`torch.cuda.current_device()` always return 0

oasjd7 · October 4, 2018, 2:25pm

torch.cuda.current_device() always return 0
How can I print real using device?

albanD · October 5, 2018, 1:37am

The used device is the one returned by this function.
What makes you think it uses another one? How do you change the device to use?

oasjd7 · October 6, 2018, 5:26am

@albanD
I have 4 GPUs. and I allocate one training process to each one of the GPUs.
So I use os.environ['CUDA_VISIBLE_DEVICES']
and I want to print the current running GPU number.

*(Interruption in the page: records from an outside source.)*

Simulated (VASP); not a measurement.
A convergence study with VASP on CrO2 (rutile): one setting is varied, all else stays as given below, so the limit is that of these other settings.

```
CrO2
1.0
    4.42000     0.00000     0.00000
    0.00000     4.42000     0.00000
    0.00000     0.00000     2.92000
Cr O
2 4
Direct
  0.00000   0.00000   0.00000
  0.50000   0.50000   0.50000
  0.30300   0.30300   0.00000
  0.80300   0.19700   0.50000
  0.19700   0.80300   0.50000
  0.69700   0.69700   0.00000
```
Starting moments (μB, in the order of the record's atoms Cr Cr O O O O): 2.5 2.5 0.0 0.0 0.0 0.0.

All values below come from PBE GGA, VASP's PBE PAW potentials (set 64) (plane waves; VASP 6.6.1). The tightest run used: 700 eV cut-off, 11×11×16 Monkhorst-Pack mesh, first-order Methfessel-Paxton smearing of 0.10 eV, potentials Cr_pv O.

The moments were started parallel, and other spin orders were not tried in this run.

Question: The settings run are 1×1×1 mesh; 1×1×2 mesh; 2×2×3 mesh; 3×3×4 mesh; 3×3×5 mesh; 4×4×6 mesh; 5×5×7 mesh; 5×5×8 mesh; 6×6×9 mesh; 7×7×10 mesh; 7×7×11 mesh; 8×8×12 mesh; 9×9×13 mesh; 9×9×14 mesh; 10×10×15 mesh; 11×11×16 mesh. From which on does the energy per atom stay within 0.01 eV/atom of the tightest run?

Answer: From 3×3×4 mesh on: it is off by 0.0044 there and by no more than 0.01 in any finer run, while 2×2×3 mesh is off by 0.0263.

SimonW · October 6, 2018, 5:40am

CUDA_VISIBLE_DEVICES is the mask used by CUDA to determine what devices it exposes to the user program, which is pytorch in this case. There is no way pytorch can know about that reliably.

albanD · October 8, 2018, 12:22pm

Hi,

Within you application, gpu numbers will always start at 0 and grow up from there.
When you use CUDA_VISIBLE_DEVICES, you hide some devices so they won’t be numbered.
If you have 4 gpus: 0, 1, 2, 3.
And run CUDA_VISIBLE_DEVICES=1,2 python some_code.py. Then the device that you will see within python are device 0, 1. Using device 0 in your code will use device 1 from global numering. Using device 1 in your code will use 2 outside.
So in your case if you always set CUDA_VISIBLE_DEVICES to a single device, in your code, the device id will always be 0, that is expected. Unfortunately, there is no way to know what is the global numbering.

lamour_hey · June 24, 2019, 2:47am

Hi,

I also encounter same problems. Could you help me?

I have 8 cards but pytorch only detect the first one card.

Deepali · June 24, 2019, 5:21am

Do you see all 8 devices in the output for nivida-smi?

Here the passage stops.